By ANDREW NELSON, Staff Writer | Published March 3, 2011
Msgr. R. Donald Kiernan poked his head into the doorway to check on the kindergarteners as they practiced the rosary. This unexpected visitor asked if they were well behaved. The class of youngsters became quiet as he gently taught them to make the sign of the cross. Touch your forehead. Belly button. Left shoulder. Right shoulder. Hands together. And then he gave a blessing.
After a quarter of a century at this parish and over 60 as an active priest, the pastor of All Saints Church, Dunwoody, is retiring. He has been named “pastor emeritus” and will reside there.
Catholic Charities Atlanta is saluting his service at its fundraiser dinner on Thursday, March 3, with its Archbishop Donoghue Award. And on Tuesday, March 8, the Georgia General Assembly is to honor Msgr. Kiernan and has invited him to be recognized by the House of Representatives at 10 a.m., followed by the Senate.
He is modest about the recognition.
“I feel like a pious fraud. I haven’t done anything to deserve such a medal,” he said.
But Archbishop Wilton D. Gregory disagreed.
“Only in the eyes of God could possibly be numbered the specific moments when you have touched the lives of individuals, especially Catholics, giving them strength and hope, and the knowledge that a good friend was rooting for them from the inside ranks of Heaven’s team,” wrote the archbishop in a letter announcing his retirement.
“You have had those countless opportunities, as a priest, and for over sixty years, at every opportunity, you have done good, for everyone,” said Archbishop Gregory.

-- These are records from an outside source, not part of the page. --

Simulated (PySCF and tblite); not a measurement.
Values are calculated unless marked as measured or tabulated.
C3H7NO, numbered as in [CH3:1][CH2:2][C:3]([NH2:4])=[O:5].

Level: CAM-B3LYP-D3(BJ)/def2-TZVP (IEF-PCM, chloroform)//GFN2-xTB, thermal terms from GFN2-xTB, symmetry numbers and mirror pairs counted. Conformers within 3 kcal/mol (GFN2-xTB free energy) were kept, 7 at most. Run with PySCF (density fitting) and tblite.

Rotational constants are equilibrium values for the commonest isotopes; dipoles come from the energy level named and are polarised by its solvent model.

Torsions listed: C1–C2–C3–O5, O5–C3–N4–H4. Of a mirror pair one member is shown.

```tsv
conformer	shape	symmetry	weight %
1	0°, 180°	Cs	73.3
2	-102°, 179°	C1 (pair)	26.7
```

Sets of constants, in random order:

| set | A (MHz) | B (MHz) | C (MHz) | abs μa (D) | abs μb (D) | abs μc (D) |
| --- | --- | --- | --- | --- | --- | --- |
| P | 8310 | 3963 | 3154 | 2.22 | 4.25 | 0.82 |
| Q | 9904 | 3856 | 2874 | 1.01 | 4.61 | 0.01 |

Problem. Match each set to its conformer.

Catholic Charities officials said Msgr. Kiernan’s leadership has encouraged All Saints Parish to embrace the needs of the women, men and children served by the organization.
Msgr. Kiernan’s compassion for the needy and selfless model of servant leadership has been a shining example for so many and it’s because of his unwavering spirit and leadership that Catholic Charities is recognizing him, according to a written statement from the organization.
Msgr. Kiernan was born on Dec. 28, 1924 and brought up in Taunton, Mass. Founded by members of the Plymouth Colony, it is one of the oldest towns in the country. He was the youngest of five children and his father worked as what today would be called an event organizer. Despite his decades in Atlanta, his accent betrays him. When he said carpet, he drops the ‘r’ and it comes out “caapet.”
During a recent morning, he wore a sweater stitched with “The Monsignor” as he had breakfast of oatmeal, toast and coffee. Cream only.
His goal as a young man was to be a teacher. He attended Providence College during World War II but left before graduating to finish his studies at Mount St. Mary’s Seminary in Emmitsburg, Md. (In 1991, he was awarded his bachelor’s degree after Providence College leaders determined his life’s work earned him this degree.)
At the Maryland seminary, he enrolled without the endorsement of a diocese. It’s a situation that likely couldn’t happen today, he said.
“I went on my own and paid my own tuition. I was a good catch for the diocese,” he said.
He was a priest of the then Diocese of Savannah-Atlanta and ordained in Boston’s Cathedral of the Holy Cross by Cardinal Richard Cushing in May 1949. His first assignment was as assistant rector of the Cathedral of St. John the Baptist in Savannah. His first pastorate was at St. Peter’s Church in LaGrange. Named a monsignor in 1969, Msgr. Kiernan served as the pastor of seven other parishes until he was assigned as pastor of All Saints in 1985. He was also editor of The Georgia Bulletin for 13 years.
In his office, shirts with law enforcement patches fill his closet. And on the walls hang many of his awards, including the Protonotary Apostolic, which is the highest rank of monsignor, he received in 1979, the honorary doctorate in public administration from Biscayne College in Miami and an honorary doctorate of law from Georgia State University. A letter from the FBI director also hangs on the wall.
Msgr. Kiernan founded the Georgia Association of Chiefs of Police, serving as its director and chaplain for over 20 years. He has a long history with the Georgia State Patrol, the DeKalb County Police Department, the local division of the federal Bureau of Alcohol, Tobacco and Firearms, the Boy Scouts and the Knights of Columbus.
He has been the spiritual leader of the All Saints Church community for 25 years and is only its second pastor. It grew from some 700 families when he arrived to close to 2,300.
The growth happened by the grace of God, not anything he did, he said.
“There’s a wonderful spirit in the parish,” he said.
“There’s not a happier priest in the United States than I am,” he said.